A few years ago, I started playing with the idea of making counterexamples from failed tests easier to understand. (If you’re like me, you spend a lot of time debugging.) Specifically, I started from QuickCheck, a test framework for Haskell, which has since been ported to many other languages. From this, a tool called SmartCheck was born.
In this post, I’m not going to describe the technical details of SmartCheck. There’s a paper I wrote for that, and it was just accepted for publication at the 2014 Haskell Symposium (warning: the paper linked to will change slightly as I prepare the final version).
Rather, I want to give a bit of perspective on the project.
As one reviewer for the paper noted, the paper is not fundamentally about functional programming but about testing. This is exactly right. From the perspective of software testing in general, I believe there are two novel contributions (correct me ASAP if I’m wrong!):
- It combines counterexample generation with counterexample reduction, as opposed to delta-debugging-based approaches, which performs deterministic reduction, given a specific counterexample. One possible benefit is SmartCheck can help avoid stopping at local minima during reduction, since while shrinking, new random values are generated. Update: as John Regehr points out in the comments below, his group has already done this in the domain of C programs. See the paper.
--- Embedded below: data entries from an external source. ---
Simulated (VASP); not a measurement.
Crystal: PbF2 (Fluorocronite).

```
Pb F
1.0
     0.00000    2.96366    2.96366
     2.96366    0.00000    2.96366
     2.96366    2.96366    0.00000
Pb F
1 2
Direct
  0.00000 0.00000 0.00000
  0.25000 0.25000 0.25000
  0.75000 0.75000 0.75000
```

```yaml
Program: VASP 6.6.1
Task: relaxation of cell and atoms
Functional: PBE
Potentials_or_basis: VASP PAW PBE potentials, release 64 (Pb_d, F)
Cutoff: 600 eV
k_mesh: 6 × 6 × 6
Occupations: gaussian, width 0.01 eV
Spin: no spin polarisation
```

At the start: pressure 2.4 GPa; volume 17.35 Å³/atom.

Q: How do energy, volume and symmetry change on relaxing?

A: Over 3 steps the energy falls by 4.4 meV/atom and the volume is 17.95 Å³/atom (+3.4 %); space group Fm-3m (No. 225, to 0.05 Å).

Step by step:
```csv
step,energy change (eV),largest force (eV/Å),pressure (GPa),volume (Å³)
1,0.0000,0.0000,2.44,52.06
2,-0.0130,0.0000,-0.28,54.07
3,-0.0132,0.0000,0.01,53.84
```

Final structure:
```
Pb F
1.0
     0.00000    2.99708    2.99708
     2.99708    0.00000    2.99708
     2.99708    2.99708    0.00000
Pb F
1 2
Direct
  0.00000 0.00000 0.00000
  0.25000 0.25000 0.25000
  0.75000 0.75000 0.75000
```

- Perhaps the coolest contribution is generalizing sets of counterexamples into formula that characterize them.
I’d be interested to see how the work would be received in the software testing world, but I suppose first it’d need to be ported to a more mainstream language, like C/C++/Java.
Compared to QuickCheck specifically, QuickCheck didn’t used to have generics for implementing shrinking functions; recent versions include it, and it’s quite good. In many cases, SmartCheck outperforms QuickCheck, generating smaller counterexamples faster. Features like counterexample generalization are unique to SmartCheck, but being able to test functions is unique to QuickCheck. Moreover, I should say that SmartCheck uses QuickCheck in the implementation to do some of the work of finding a counterexample, so thanks, QuickCheck developers!
When you have a tool that purports to improve on QuickCheck in some respects, it’s natural to look for programs/libraries that use QuickCheck to test it. I found that surprisingly few Hackage packages have QuickCheck test suites, particularly given how well known QuickCheck is. The one quintessential program that does contain QuickCheck tests is Xmonad, but I challenge you to think of a few more off the top of your head! This really is a shame.
The lack of (public) real-world examples is a challenge when developing new testing tools, especially when you want to compare your tool against previous approaches. More generally, in testing, it seems there is a lack of standardized benchmarks. What we really need is analogue of the SPEC CPU2000 performance benchmarks for property-based testing, in Haskell or any other language for that matter. I think this would be a great contribution to the community.
In 1980, Boyer and Moore developed a linear-time majority vote algorithm and verified an implementation of it. It took until 1991 to publish it after many failed tries. Indeed, in the decade between invention and publication, others had generalized their work, and it being superseded was one of the reasons reviewers gave for rejecting it! (The full story can be found here.)
To a small extent, I can empathize. I submitted a (slightly rushed) version of the paper a couple years ago to ICFP in what was a year of record submissions. One reviewer was positive, one luke-warm, and one negative. I didn’t think about the paper much over the following year or two, but I got a couple of requests to put the project on Hackage, a couple of reports on usage, and a couple of inquiries about how to cite the draft paper. So after making a few improvements to the paper and implementation, I decided to try again to publish it, and it finally will be.
As I noted above, this is not particularly a Haskell paper. However, an exciting aspect of the Haskell community, and more generally, the functional programming community, is that it is often exploring the fringes of what is considered to be core programming language research at the time. I’m happy to be part of the fringe.